Book Review: Cowman’s Jack-Pot by Frank C. Robertson (Also published as Greener Grows the Grass)
Chet Calder has spent eight years in the East. Now the death of his father Dave Calder, and the crash of the stock market mean that there’s nothing left but the DC ranch. On the stage into Calder City, Chet is seated by Mr. Doljack, the local banker. Mr. Doljack reports that even the ranch itself is in dire financial straits, but it can be saved by ending the feud with the Murtaugh family and their Block M ranch by leasing some prime grazing land to them.
Chet distrusts Mr. Doljack, who only owns the bank by virtue of having married the previous owner’s daughter. But then who should just happen to be taking the Calder City stagecoach but Sylvia and Esta, the Murtaugh twins, who have filled out very nicely since Chet’s been away. They are quite charming, and Chet begins to think it might not be so bad to end the feud after all.
Frank Chester Robertson (1890-1969) was a noted writer of Western novels (150 novels! plus many short stories and articles.) This 1942 book is a good example of his craft.
Unlike many Westerns in which the protagonist is an upstanding fellow from the beginning, Chet Calder is initially a heel. He has been away so long because he quarreled with his father over a gold-digging woman, only to have her throw him over when Dave wrote her a check. Since then he’s been a “sportsman”, living off his father’s money while doing nothing to earn his own way or improve himself. The Nineteenth Century equivalent of sitting around in your underwear all day playing video games, but with better chances of scoring women.
His financial circumstances having forced him to come back to the Idaho Territory irks Chet, and he treats his father’s old hands like servants, and his pride makes him snide to girl next door Marcia Whitman, who Mr. Doljack has informed him has become greedy. None of the DC Ranch people are happy that Chet plans to make nice with the Murtaugh clan and hold a lavish party for the enemy ranchers.

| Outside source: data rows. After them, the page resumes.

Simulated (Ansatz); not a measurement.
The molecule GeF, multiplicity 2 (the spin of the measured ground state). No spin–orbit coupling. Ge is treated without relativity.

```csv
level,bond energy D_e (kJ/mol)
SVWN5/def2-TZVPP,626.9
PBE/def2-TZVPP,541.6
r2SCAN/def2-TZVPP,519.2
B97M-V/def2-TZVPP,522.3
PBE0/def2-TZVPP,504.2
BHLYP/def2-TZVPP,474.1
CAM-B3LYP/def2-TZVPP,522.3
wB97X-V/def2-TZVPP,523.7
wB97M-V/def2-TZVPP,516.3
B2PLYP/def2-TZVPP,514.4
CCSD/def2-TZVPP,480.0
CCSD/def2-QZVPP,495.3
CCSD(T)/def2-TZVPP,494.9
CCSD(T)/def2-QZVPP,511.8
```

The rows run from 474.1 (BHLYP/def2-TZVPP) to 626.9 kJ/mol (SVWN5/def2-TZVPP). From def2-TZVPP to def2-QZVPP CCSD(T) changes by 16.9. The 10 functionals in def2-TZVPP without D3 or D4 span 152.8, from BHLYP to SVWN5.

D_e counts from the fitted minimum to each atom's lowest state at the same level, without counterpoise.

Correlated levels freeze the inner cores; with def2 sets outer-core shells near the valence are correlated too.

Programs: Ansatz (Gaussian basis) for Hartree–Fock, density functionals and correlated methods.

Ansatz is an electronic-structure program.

Only after Chet has managed to alienate most of the people who should be his allies, while winning over none of his enemies, does he realize that he was set up from the start. Now he has to start digging himself out of the hole he made.
Other than Chet, the lines of good and evil are pretty clearly drawn. The Murtaughs have been poisoned by their upbringing and the long feud. (And in an unpleasantly racist moment, the narration blames some of their evil on being of part-Cree heritage.) One of them kills a cat just to drive home that he’s a bad’un. Mr. Doljack is greedy and amoral (and lives in fear of his supposedly grotesquely ugly wife, who we never meet), and the other co-conspirators aren’t much better.
While the Murtaughs just want to make their Block M ranch prosperous and stick it to Chet, the other baddies are more interested in huge phosphate deposits Marcia’s father found on the DC land. A decade before, those deposits had been unimportant, but with technological and infrastructure advancements, they’re worth millions. Mr. Doljack is determined to get control of the mineral rights before Chet can find out their true value.
The primary weakness of the forces arrayed against Chet Calder is that their differing motivations and willingness to maneuver against each other to gain advantage or advance their own endgame results in some backstabbing that Chet can take advantage of.
Mr. Robertson has a tendency to repeat information he’s already established, and cheats a bit at the end to make sure that our heroes triumph without actually having to kill anyone. But still, this is a nice old-fashioned Western tale for those who prefer their stories in black and white. The last reprint appears to have been in the 1970s so good luck finding a copy.